PyTorch Sparse(GNN) Compiler RFC

Understood! This approach seems fantastic to me! However, there’s a significant challenge when considering a “carry” output in this context.

Let’s delve deeper into how we can transition from the original SchedulerNode to a sorted_add SchedulerNode. The following code snippet demonstrates the input to torch.compile, where x has a size of [10000, 32] and edge_index has a size of [2, 200000]:

def gather_scatter(x, edge_index, reduce="sum"):
    row, col = edge_index
    x_j = x[row]
    return scatter(x_j, col, dim_size=x.size(0), reduce=reduce)

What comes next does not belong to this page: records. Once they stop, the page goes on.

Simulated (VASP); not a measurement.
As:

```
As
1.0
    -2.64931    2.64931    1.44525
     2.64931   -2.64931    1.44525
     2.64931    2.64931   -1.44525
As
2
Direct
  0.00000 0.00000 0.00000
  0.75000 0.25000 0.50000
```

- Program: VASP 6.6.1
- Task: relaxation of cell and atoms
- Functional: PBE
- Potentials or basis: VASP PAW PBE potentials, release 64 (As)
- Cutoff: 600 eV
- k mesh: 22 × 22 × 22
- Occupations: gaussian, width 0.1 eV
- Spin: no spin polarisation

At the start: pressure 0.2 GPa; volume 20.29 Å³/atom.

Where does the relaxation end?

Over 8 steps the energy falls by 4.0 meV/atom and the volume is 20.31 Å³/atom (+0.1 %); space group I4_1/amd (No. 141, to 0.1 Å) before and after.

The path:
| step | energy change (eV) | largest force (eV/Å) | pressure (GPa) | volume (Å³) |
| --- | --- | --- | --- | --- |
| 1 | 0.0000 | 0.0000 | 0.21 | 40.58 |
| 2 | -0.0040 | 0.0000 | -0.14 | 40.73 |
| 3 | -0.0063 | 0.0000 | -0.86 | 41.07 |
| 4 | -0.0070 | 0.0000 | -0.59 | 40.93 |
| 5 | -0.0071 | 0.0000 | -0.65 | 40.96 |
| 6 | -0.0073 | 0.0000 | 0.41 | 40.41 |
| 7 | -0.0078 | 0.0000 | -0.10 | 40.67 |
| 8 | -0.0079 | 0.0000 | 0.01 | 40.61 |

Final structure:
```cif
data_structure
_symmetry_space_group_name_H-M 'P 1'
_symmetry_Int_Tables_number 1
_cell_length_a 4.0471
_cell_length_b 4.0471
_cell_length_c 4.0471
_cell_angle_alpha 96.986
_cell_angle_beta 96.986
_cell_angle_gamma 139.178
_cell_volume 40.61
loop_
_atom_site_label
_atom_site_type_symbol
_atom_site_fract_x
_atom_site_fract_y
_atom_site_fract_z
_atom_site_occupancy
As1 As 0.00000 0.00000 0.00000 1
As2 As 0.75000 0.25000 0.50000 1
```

In the context of the Inductor IR, when fusing index_select and scatter_add into a new node scheduler, we have the following:

buf1.users = [NodeUser(node=OUTPUT, can_inplace=False, is_weak=False)]
buf1.group.device = cuda:0
buf1.group.iteration = (6400000, 1)
buf1.sizes = ([200000, 32], [])
buf1.mutations = ['buf0']

class buf1_loop_body:
    var_ranges = {z0: 200000, z1: 32}
    index0 = z0 + 200000
    index1 = z0
    index2 = 32 * indirect1 + z1
    index3 = 32 * indirect0 + z1
    
    def body(self, ops):
        get_index = self.get_index('index0')
        load = ops.load('arg1_1', get_index)
        set_indirect0 = self.set_indirect0(load)
        get_index_1 = self.get_index('index1')
        load_1 = ops.load('arg1_1', get_index_1)
        set_indirect1 = self.set_indirect1(load_1)
        get_index_2 = self.get_index('index2')
        load_2 = ops.load('arg0_1', get_index_2)
        get_index_3 = self.get_index('index3')
        store = ops.store('buf1', get_index_3, load_2, 'atomic_add')
        return store

In this pattern, index_3 relies on indirect0, which is expected to be a sorted axis (assuming we can configure and recognize it in advance). Given this setup, the question arises: How can we map this to a “sorted_add” IR?